Much has been made of the United States’ isolationist position regarding climate change at the recent G-20 summit. At the gathering of the national governments of the twenty largest economies on earth, nineteen spurned the United States and endorsed the Paris Accord.
Nevertheless, that was solely a political event. What about the business community? Will private corporations throughout the worlds’ leading economies spurn the U.S. market as well?
The jury is still out on that question, but a few days ago, one global financial organization offered an implicit response. Manulife, the insurance company and financial services organization that is headquartered in Canada, indicated that it is interested in spinning off its John Hancock subsidiary.

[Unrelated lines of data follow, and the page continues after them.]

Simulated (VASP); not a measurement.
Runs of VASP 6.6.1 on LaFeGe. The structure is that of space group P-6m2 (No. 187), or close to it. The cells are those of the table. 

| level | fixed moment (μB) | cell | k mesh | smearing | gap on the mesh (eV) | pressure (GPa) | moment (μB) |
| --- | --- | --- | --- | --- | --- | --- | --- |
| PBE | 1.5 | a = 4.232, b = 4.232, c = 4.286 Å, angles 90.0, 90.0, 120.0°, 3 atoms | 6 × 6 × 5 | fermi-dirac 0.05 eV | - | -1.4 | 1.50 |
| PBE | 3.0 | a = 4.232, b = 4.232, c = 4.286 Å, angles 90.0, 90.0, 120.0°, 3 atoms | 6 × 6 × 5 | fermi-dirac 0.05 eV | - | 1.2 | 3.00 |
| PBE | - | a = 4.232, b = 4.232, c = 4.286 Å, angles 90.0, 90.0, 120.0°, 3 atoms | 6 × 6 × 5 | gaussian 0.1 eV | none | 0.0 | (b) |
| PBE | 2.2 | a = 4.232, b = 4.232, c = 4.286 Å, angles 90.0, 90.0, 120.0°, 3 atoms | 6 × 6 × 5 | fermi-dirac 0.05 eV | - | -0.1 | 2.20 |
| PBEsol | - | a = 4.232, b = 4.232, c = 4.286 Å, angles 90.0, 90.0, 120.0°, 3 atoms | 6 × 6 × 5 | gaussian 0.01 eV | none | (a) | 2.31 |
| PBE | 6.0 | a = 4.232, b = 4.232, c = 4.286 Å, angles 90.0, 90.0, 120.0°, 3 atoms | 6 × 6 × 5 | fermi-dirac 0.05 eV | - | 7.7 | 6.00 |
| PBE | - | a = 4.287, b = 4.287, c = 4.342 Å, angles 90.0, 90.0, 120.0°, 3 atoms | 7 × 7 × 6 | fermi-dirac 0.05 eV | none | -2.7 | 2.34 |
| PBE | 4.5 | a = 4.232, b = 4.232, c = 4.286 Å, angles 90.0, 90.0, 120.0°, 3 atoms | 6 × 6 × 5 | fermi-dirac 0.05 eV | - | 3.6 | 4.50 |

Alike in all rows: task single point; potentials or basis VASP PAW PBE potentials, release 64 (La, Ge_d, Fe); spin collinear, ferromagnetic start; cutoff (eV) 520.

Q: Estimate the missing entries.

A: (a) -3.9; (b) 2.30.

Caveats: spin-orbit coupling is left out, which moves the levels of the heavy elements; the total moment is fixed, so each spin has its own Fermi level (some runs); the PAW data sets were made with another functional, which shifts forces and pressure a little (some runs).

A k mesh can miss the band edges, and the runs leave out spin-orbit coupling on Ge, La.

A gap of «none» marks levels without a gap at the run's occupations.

Manulife acquired the Boston-based John Hancock in 2004 to gain access to the United States financial services market. After thirteen years of disappointing returns, it is apparently considering a withdrawal from the U.S. market to focus on more promising opportunities elsewhere.
Where? They haven’t publicly declared their intentions. But Dow Jones reported that “the Canadian insurer is instead focusing on expanding in Asia.”
Dow Jones also reported that the spinoff transaction is being considered after “some months of work by investment bank Morgan Stanley to sell pieces or all of the John Hancock unit.” Apparently, these assets failed to prove attractive to potential buyers.
The Manulife story raises the possibility that global investors and businesses are no longer flocking to the shores of the United States to purchase its corporate assets. Is it possible that the current political environment in Washington DC is contributing to their disinterest?